Have you every had a big disappointment when you expected something a lot? When you thought that something should be really really good or interesting but you later found out that it’s not, both itself and by somebody else, is really disappointed.
Okay, I got expectations. Expectations to those new mobile phones advertised on TV and magazines so I managed to get to Thailand Mobile Expo 2009 on Friday evening. I knew that in Thailand, Expo is not an event to show ideas but instead a grand sale event. BTW, I hoped to see new innovations and had a chance to try new technologies. I therefore went straight to big brands: LG, HTC, Samsung and Nokia. (For iPhone, I play my boss’s, he he). Here’s the story.
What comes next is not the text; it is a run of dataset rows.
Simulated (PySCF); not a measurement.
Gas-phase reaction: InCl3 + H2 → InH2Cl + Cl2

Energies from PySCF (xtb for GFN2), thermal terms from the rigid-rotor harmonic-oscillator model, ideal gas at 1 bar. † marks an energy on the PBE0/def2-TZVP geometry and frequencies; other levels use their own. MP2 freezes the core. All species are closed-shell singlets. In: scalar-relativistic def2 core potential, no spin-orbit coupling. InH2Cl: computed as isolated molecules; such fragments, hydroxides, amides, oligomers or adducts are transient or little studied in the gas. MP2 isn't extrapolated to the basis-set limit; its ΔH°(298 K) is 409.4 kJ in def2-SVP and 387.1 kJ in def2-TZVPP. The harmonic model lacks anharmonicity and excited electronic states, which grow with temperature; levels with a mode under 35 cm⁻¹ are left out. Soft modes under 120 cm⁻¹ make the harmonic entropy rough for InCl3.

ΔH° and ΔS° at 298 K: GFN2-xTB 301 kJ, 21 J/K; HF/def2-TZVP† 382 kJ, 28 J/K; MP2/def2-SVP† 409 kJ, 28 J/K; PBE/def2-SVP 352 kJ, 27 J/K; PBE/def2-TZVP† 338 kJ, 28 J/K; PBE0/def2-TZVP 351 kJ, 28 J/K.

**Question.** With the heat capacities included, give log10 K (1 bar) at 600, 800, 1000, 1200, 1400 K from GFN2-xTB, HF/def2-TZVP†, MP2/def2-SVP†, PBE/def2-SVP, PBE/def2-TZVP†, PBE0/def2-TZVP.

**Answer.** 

I went to LG first, as the booth sits close to the side entrance I walked in. My goal for LG was to try the new LG Crystal, a touch-cum-slide phone that the slide pad where you press keys is made of transparent plastic. Yaah, transparent so I was wondering to know how it works. The phone adopts the same UI as Arena so I did try it then I tried asking to explain this new technology. Well, the answer was I could find from daily papers—better explanation can be found on Wired or Pantip, so I gave up an walked away. Mission incomplete. salespersons
Then it’s the main reason I went there, HTC, where the one-meter-size touch phone attracted—well, seduced—me to get to it. And it can really work; you can realy touck, poke, scroll just like you do on your phone. Okay, it’s impressive—go on. My mission here was to try Android, a new mobile OS developed by Google that my geek friends are talking about. I lined up to try the newly launched Hero but, poor me, the battery ran out so I then switched to Magic. The Android feature looks really nice, especially graphic interface. But when I took more time, things got more complicated. (Okay, I didn’t read manual.) I tried a snap-and-share feature by tried setting a Facebook account in the phone’s photo gallery so photo(s) can be upload in one click after you take. Okay it went well; it’s easy to do so. Then I tried to sign out from my Facebook account. But I couldn’t. And it took my half an hour I was an idiot trying to signout from my fucking account without any salespersons or engineers did care. When she came, she couldn’t help—that’s fine, I didn’t expect everybody to know about this. But instead of rush to find somebody to help she just tried to sell me that fucking phone! Hey, girl, what’re you thinking? When another guy came, finally, he then replied that the only way I could sign out is to reset the phone. WTF! I gave up. There’s no need to yell or rant any more. I’ll study on my own. Mission incomplete.
Then it’s Samsung. I tried Samsuang i8910HD during my trip with them to Seoul (read here) and was really really pleased and impressed so I dragged my friend to show him how great it is. The i8910HD is the first Samsung phone that uses Symbian (so it’s user friendly though you don’t have manuals), takes great photos and HD videos and the touchscreen is responsive very well just like iPhone. While he was trying that iphone rip-off, I paid my attention to another new opening Samsung Candy, an economy touchscreen phone that comes in cutesy bright yellow and shocking pink colors and is priced at merely B6,000. Yeah, how can they do that. And I the knew. The phone adopts Samsung original OS for touchphone which is easy to use, even with social network websites, but you couldn’t download or do more with applications—which are what several manufacturers out there are competing. The touchscreen is small (I don’t mind), not high quality (I don’t mid, at this price) but it’s not responsive well and this what I do mind. It’s frustrated. I then tried other models while my friend was still playing i8910 features and found same problems. (Well, may be only mine, according to their selling numbers.) So I’ve learned—quality comes with costs (that perfect i8910HD costs around B26,900) and there’s no cheap-but-good products out there. Mission nearly complete, then.
I was exhausted and starving so I stopped by iPhone booth for five minutes just to see current promotions and head directly to Nokia. And again, nothing exciting. No new models on sale except that N97 Mini—a smaller version of the recently launched N97 (for what!). They now focus more on introducing Ovi, their exclusive network, to users. There’re some upcoming models including X Series displayed in sealed plastic cases so no way you can reach or try. Nothing new. And as I didn’t set a mission for Nokia, no rating.
The Expo runs until Sunday Oct 4 so if you pass by, go check it out or at least try using new models as there’s no more at retail shops these days.